When your malloc() implementation requests memory from the system kernel (via an sbrk() or mmap() system call), the kernel only makes a note that you have requested the memory and where it is to be placed within your address space. It does not actually map those pages yet.
When the process subsequently accesses memory within the new region, the hardware recognizes a segmentation fault and alerts the kernel to the condition. The kernel then looks up the page in its own data structures, and finds that you should have a zero page there, so it maps in a zero page (possibly first evicting a page from page-cache) and returns from the interrupt. Your process does not realize that any of this happened, the kernels operation is perfectly transparent (except for the short delay while the kernel does its work).
This optimization allows the system call to return very quickly, and, most importantly, it avoids any resources to be committed to your process when the mapping is made. This allows processes to reserve rather large buffers that they never need under normal circumstances, without fear of gobbling up too much memory.

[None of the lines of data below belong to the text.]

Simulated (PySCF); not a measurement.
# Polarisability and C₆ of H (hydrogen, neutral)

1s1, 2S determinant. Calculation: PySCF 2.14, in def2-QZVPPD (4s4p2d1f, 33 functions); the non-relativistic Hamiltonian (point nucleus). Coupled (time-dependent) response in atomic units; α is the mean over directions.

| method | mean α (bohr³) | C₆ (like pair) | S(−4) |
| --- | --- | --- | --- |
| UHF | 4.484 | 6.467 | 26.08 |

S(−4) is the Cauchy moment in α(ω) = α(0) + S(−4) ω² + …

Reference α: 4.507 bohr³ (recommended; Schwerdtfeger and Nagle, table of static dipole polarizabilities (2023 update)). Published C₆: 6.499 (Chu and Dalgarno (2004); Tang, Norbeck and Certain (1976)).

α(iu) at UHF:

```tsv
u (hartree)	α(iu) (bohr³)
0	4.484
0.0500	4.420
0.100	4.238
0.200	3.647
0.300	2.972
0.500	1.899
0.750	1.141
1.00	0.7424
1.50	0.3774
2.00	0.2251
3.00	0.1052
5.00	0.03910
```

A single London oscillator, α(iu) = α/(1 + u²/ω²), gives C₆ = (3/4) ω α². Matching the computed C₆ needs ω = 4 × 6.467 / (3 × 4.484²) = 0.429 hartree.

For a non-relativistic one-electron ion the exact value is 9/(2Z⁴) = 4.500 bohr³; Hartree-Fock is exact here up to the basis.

So, if you want to program a memory eater, you absolutely have to actually do something with the memory you allocate. For this, you only need to add a single line to your code:
int eat_kilobyte()
{
if (memory == NULL)
memory = malloc(1024);
else
memory = realloc(memory, (eaten_memory * 1024) + 1024);
if (memory == NULL)
{
return 1;
}
else
{
//Force the kernel to map the containing memory page.
((char*)memory)[1024*eaten_memory] = 42;
eaten_memory++;
return 0;
}
}
Note that it is perfectly sufficient to write to a single byte within each page (which contains 4096 bytes on X86). That’s because all memory allocation from the kernel to a process is done at memory page granularity, which is, in turn, because of the hardware that does not allow paging at smaller granularities.